Bondholders know all of this when they buy sovereign debt of any sort. The disclosure documents routinely note the difficulty of exercising formal collection mechanisms. Investors thus purchase sovereign debt instruments with an understanding that “sovereign debt,” or its domestic equivalent “municipal debt,” is unlike traditional corporate debt.


This Part examines the interaction of sovereignty with a bankruptcy or insolvency system. In the first Section, I explain why a sovereign debtor will not benefit from bankruptcy’s key features. To a sovereign who has retained sovereignty, the bankruptcy system has nothing to offer except to serve as a form of enhanced mediation, a task to which it is not ideally suited. But for a sovereign that lacks the elements of sovereignty, either by design or because it gave it up by contract, such a system retains some appeal. In the second Section of this Part, I consider how an insolvency mechanism works at cross purposes with the very raison d’être of a governmental entity.

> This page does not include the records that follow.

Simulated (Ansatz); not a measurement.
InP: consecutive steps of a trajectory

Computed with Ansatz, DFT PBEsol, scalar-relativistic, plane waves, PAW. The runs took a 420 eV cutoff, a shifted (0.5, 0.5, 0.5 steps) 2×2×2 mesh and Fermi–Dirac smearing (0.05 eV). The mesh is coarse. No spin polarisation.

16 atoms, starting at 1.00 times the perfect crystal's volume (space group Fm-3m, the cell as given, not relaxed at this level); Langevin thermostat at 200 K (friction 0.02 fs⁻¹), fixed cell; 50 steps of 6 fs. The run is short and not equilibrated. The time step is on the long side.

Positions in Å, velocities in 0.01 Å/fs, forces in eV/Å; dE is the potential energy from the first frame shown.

A. The Usefulness of Bankruptcy

Insolvency systems are designed for debtors who risk having their value destroyed by individualistic creditor behavior.70 Creditors acting in their individually rational self-interests can promote results that are socially inefficient.71 The individual thrown into debtor’s prison or the railroad corporation that is dismembered piecemeal by sheriff’s sales provide representative examples.72 Thus, virtually any insolvency system, in any jurisdiction, will be based around the idea of limiting individual creditor action in favor of collective recovery.73

But sovereigns are different; they face no risk of individual creditor suits demolishing their value.74 Creditors can impose real costs on sovereigns—as the recent Argentine litigation demonstrates75—but only if the creditors are willing to incur costs themselves.76 Even for all of their success in court, the holdout bondholders did not actually collect anything on their bonds until they finally settled with Argentina.77 Because of their sovereignty, sovereign debtors go through life with a kind of “automatic stay” always in place.78 As such, they would gain little from most of the features common to insolvency laws throughout the world. Rejecting contracts under legal process—as allowed by section 365 of the Bankruptcy Code—means little if the debtor already had an ability to breach with relative impunity. An ability to recover preferences79 makes little sense if the debtor should have an ability to resist pressure to make preferential payments in the first instance.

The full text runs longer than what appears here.